Over the past few months, we’ve seen a lot of exciting things going on in regards to liquidity mining. So exciting, that even other foundations behind their respective chains started to provide rewards to users of protocols willing to deploy on top of their chain.
We’ve been asked to do the same, but we believe that playing by the book doesn’t warrant different results. Therefore we have decided to introduce a different kind of program to better align incentives between users, builders, and the network.
We believe that builders are the best ones to judge where funds should be allocated, whether they should be provided to build the protocol, or if they need to be used for liquidity mining.
Rather than playing favorites and providing a majority of our resources to a handful of protocols, we’re opening this up to every dev team that will deploy on Fantom.
From today on, protocol teams will be able to apply for rewards from the Fantom Foundation based on their total value locked (TVL), scaling from 1,000,000 FTM up to 5,000,000 FTM in its first iteration, and to be changed accordingly depending on the needs of builders.
We are committing 370,000,000 FTM to this program.
Protocols are rewarded based on their time-weighted average TVL.
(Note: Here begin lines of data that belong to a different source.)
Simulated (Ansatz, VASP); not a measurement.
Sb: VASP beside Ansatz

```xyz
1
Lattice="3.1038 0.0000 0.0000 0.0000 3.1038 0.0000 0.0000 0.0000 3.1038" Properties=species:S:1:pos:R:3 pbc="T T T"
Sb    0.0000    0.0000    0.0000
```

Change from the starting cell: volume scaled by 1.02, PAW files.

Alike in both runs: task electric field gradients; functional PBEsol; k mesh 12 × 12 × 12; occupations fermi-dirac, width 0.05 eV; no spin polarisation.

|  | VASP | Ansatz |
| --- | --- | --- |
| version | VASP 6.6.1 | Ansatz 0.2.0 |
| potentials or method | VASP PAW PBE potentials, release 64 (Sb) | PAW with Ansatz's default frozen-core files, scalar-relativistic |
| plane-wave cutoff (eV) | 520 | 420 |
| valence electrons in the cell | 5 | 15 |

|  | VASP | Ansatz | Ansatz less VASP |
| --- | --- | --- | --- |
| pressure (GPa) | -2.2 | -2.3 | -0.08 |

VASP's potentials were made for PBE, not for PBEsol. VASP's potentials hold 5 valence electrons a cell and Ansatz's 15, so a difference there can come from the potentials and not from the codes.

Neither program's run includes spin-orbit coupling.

At the moment, there are four bands as follows:
$5,000,000 to $50,000,000 TVL = 1,000,000 FTM
$50,000,000 to $100,000,000 TVL = 1,800,000 FTM
$100,000,000 to $200,000,000 TVL = 5,000,000 FTM
$200,000,000 TVL and above = 12,000,000 FTM
How to apply
- Fill out this form providing information about your protocol, including a publicly verifiable, preferably multi-sig team wallet address for reward distribution.
- Make sure that your project is listed on DefiLlama, as it will be used to track TVL.
- Submit your project on Fantom Projects.
Once the Foundation has approved an application, a two-month cliff begins.
- Awards are vested monthly over 12 months.
- If the protocol TVL falls below $5M during the vesting period, vesting is paused until minimum TVL is regained.
- If the TVL of a protocol that applied for a lower award rises above the required average TVL of a higher tier – for example, from (avg. TVL > $5,000,000) to (avg. TVL > $50,000,000) – that project will receive higher rewards over the remaining vesting period. For TVLs that dip from one tier to a lower tier, the inverse will apply.
Use of rewards
We believe that builders and devs know best how to allocate funds, so there are no restrictions on how awards may be used – whether to build the protocol or even for liquidity mining.